And so although we started consistently running deficits in 1971, no one much cared. They weren’t very large, after all, just 1 or 2% of GDP. Indeed, the debt-to-GDP ratio continued to fall throughout this period. By 1975 it was down to less than 19%. To be sure, inflation was rising, and interest rates along with it, but nominal GDP growth was still more than fast enough to keep abreast of the rising tide of debt.
But then came the recession of 1975, and the puzzling new phenomenon of stagflation: high and rising inflation even as growth was nosediving. And suddenly our fiscal position did not seem quite so rock-solid. Over the next few years inflation tore huge holes in the federal tax code. But while revenues fell sharply, spending was not similarly curtailed. The deficit leapt to 3.6% of GDP in 1976 (about what it is now), then to 5% in 1978 and 5.4% in 1979. By 1980, the debt-to-GDP ratio was back to 28%, roughly where it had been in 1966. But where before the debt was stable or falling, now it was growing by more than 20% per annum.

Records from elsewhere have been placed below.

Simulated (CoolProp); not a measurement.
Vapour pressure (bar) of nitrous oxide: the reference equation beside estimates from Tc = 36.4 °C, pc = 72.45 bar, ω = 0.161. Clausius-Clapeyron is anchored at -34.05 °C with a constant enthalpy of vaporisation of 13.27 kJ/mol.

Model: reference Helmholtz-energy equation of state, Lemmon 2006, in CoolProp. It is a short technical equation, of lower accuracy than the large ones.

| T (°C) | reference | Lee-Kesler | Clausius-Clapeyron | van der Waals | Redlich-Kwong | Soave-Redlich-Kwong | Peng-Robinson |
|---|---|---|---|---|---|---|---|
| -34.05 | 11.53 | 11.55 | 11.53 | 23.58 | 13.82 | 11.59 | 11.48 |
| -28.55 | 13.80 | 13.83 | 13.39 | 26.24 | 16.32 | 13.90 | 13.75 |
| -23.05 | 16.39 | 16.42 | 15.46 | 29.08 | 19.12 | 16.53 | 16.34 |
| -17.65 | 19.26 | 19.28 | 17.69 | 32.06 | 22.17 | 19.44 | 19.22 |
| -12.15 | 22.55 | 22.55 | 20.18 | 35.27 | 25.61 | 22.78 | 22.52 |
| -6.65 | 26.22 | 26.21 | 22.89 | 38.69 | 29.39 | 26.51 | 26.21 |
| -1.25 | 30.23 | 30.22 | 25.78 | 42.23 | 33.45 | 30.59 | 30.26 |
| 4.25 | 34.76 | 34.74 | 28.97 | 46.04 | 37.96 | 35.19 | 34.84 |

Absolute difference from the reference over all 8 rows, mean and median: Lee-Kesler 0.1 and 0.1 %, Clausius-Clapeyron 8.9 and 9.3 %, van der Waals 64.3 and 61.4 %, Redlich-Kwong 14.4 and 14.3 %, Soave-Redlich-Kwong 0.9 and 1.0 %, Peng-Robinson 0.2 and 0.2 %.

Too late, an attempt was made to rein in spending. In 1980, real per capita spending, which had been growing by 8 and 9% per year earlier in the decade, actually fell by 5%. By 1982, program spending had been brought very nearly in line with revenues. But by now this was no longer the issue: the rising cost of servicing the debt was. The deficit that year, at 4.4% of GDP, was almost entirely accounted for by debt charges, that is by the cost of paying interest on past deficits. At $15-billion, debt charges were now five times what they were in 1975. The momentum of spending had been broken. But the momentum of compound interest it had set off would not be so easily stopped.
Then came a second recession, much worse than the last — and with federal finances in a much more exposed position than before. By 1983 the deficit was cresting 8% of GDP. Soon, debt charges were consuming more than 35 cents of every tax dollar — three times as much as they had been in 1966. It would take another twenty years to get them back to where they were.
Yet it had only taken a few years to get ourselves into this mess. What had seemed quite manageable at the time carried the seeds of later chaos. Each stage of the crisis had set in motion the next: The rapid spending increases of the late 1960s leading to the first descent into deficit spending in the early 1970s, before the headlong plunge into debt of the later part of the decade that set off the near-exponential compounding of interest. Yet as late as 1975, the debt had seemed well under control.
Moral: Maybe today’s deficits don’t seem like much to get worked up about. They never do.